While separatists remain in power in Catalonia, which accounts for a fifth of Spain's economic output, the independence movement appears rudderless, with senior leaders scattered abroad or in jail and growing internal divisions over strategy.

Of all the Diada rallies which grassroots group ANC has staged since 2012, this has been the "most difficult" to organise, group president Elisenda Paluzie told AFP.

"One stage has closed, another begins and we don't know what it will look like. That's why it's hard to find a concrete reason to protest," she added.

The day marks the fall of Barcelona to Spain in 1714, and it has in recent years been adopted by independence activists.

Organisers says a million people took part in past Diada rallies.

'No clear strategy'

But separatists disappointed by the failure to achieve independence intend to shun this year's event on Barcelona's Plaza Espana.
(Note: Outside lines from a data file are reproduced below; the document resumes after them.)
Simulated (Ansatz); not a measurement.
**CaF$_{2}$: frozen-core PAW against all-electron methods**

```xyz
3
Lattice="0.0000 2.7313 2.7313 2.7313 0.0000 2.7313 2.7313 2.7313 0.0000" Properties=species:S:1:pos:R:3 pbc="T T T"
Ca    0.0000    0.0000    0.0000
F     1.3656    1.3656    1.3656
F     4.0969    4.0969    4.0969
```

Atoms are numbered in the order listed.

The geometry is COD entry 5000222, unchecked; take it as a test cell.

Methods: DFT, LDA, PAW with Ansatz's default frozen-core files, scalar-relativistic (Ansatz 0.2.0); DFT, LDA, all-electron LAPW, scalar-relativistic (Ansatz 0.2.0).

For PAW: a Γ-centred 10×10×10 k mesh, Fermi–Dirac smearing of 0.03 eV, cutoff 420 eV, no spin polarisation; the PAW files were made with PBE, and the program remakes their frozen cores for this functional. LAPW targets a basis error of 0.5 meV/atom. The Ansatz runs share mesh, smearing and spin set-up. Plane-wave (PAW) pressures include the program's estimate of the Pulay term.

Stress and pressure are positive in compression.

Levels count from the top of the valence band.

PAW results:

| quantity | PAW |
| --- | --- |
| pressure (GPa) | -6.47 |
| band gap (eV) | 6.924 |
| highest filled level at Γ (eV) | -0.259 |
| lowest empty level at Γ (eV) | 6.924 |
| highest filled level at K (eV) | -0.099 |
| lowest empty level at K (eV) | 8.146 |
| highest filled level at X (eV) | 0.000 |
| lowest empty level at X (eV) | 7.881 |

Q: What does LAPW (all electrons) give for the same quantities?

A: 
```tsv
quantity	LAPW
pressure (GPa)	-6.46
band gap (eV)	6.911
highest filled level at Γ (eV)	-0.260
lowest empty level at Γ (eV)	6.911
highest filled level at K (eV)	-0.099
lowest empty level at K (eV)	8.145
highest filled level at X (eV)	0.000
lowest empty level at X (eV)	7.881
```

"The rally, now, no longer makes sense. There is no clear strategy behind it," said Silvia Senz, a 53-year-old linguist.

Spain's Supreme Court is poised to deliver verdicts in the high-profile trial of 12 separatist leaders charged over their role in the secessionist bid which plunged the country into its worst political crisis in decades.

Former Catalan vice-president Oriol Junqueras and eight others face the most serious charge of rebellion.

Public prosecutors have asked that he spend 25 years behind bars.

Catalan leaders are trying to leverage the looming verdicts to galvanise supporters for Wednesday.

"Even if the repression and the verdict are tough, they won't defeat us. We must show us that we are taking the initiative", said former Catalan president Carles Puigdemont, who fled to Belgium shortly after Catalonia declared independence.

"The first response to the verdicts should be a large mobilisation for this Diada," current Catalan president Quim Torra said on Thursday.

Like his predecessor, Torra calls for "confrontation" with Madrid.

Divisions

But leftist separatist party ERC, which governs the region in coalition with Torra and Puigdemont's Together for Catalonia party, has, since the failed secession bid, called for dialogue with Madrid.

Divisions between the two formations have grown and top ERC leaders have called for fresh regional elections.

Open University of Catalonia historian Joan Esculies does not expect a strong and united response from the separatist camp to the verdicts Some radical secessionists want regular protests.

"The middle classes that support separatism want an improvement but only if the transition is easy. What they won't do is endanger their daily lives, their social position. A very frustrated section could take hard actions but the majority of the movement won't," he said.

Renewed tensions in Catalonia, home to 7.6 million people, could make it even harder for acting Prime Minister Pedro Sanchez to build a new government.

His Socialist party won an April general election but fell well short of a majority. Sanchez has until September 23 to be confirmed as premier by a deeply fragmented parliament or face elections in November, the fourth in as many years.